A hastily written entry today, folks. Busy day. Typos at no extra charge.
Reader Al Perrella invites us to Jerry Pournelle’s Chaos Manner, where a note from our friend Mike Flynn appears (get his books here) on correlation versus causation. A subject not unfamiliar to us (see this, this, and this among others).
Mike has an excellent example of correlation:
Columbia river salmon runs go up and down in roughly eleven year cycles. So do sunspots on the sun. Do sunspots cause salmon? Do salmon cause sunspots? Is there a lurking Z that makes salmon eager to spawn AND causes the sun to boil?
Any statistical analysis, Bayesian or frequentist, would call this data “significant”. A plot would show a coincidence of lines, one for the salmon, one for sunspots. Maybe somebody would figure that correlation was maximum when the peak of sunspots occurred two years before salmon numbers did, or whatever. P-values would be proffered. Theories would be created. Papers published.
But is it true that the quantify of salmon flesh influences sunspot number?

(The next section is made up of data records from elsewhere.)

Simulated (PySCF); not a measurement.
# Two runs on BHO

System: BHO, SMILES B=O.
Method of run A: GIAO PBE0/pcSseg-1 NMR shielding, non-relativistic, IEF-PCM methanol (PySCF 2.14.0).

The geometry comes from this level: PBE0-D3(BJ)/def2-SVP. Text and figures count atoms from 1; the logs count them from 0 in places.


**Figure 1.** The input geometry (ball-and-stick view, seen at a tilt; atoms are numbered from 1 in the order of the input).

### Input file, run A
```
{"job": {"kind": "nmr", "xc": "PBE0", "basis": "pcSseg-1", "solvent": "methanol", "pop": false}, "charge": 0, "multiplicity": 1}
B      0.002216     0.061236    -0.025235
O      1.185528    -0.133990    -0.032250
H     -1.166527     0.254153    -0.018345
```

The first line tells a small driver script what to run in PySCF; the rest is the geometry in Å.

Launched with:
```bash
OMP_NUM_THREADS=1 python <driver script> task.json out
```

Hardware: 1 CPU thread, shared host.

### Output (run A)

Well, the wee-ness of the p-value says nothing about the direction of the causation. Besides, if the data were ordered such that we thought sunspots caused salmon flesh, the statistical conclusions would be much the same, or even identical (depending on which classical test one used).
Point is, the ordering of Xs and Ys, as it were, must come from evidence outside the data. There is nothing in salmon numbers nor sunspots to tell us which is the cause and which the effect. But that’s okay, because in any statistical analysis there is no internal evidence which says, “Consider only this list of causes.” This is an inescapable limitation of probability.
Same thing in logic. I’ve used this example many times, but it’s still apt. If we’re interested in the proposition (or conclusion), “George wears a hat,” then we must have premises (evidence) which supply information about it. It is up to us and not logic to provide these premises (evidence).
If our (compound) premise is “All Martians wear a hat & George is a Martian” then we know, conditional on this evidence, that the probability George wears a hat is 1. George’s being a Martian causes him to wear a hat. There is a correlation between Martians and hat wearing. It is not a coincidence George wears a hat.
But if I, or you, change the premise to “Some Martians wear a hat & George is a Martian” then it becomes uncertain—unquantifiably so; see this—whether George wears a hat. The point being it is we who supply the evidence.
In regression, with some Y and list of Xs, it is we who say “Stop!” when delineating all the possible correlates of Y. It is we who compile the Xs. Did we get just the right ones? Well, sometimes, rarely, we know: say, in physics. But usually we do not know—where I use the word “know” to indicate certainty, a truth, and not a suspicion.
The reason we sometimes know in physics is because we have external evidence, a theory, which we accept as true (and which might not be, of course). If the theory is true—given we accept it as true, as we accepted either Martian premise—then we know just which Xs to collect.
Problem with data like salmons and sunspots is we have no theory we’re willing accept as true which provides us with the precise list of Xs and Ys we can use to infer causation. We’re probably willing to accept that salmon flesh does not cause sunspots—but understand that has not been proved true; it has merely been assumed true. That is the point. All premises are assumed true (there is a deeper sense in which some premises we say are “just true”, but that’s rare and a subject for another day; when I discuss miracles).
So we instead accept it might be true that sunspots causes salmon flesh. Or, as Mike suggested, we instead assume sunspots set some causal train in motion, the end result being a change in salmon flesh. Either set of premises we accept as true as we present our analysis. The data, however, say nothing about which if either sets of premises are true. Think about it: if the premises were known to be true from the data, then we’d have a circular argument. All we can infer from “George wears a hat” is the premise “George wears a hat”, which is true if we accept George wears a hat. Circularity.
The point Mike made, and which I hope I echoed properly, is fundamental. It is the difference between considering the salmon-sunspot signal a coincidence or part of a causal chain. It is a coincidence only if we assume there is no causal connection. We have not proved the lack of one by calling events coincidental.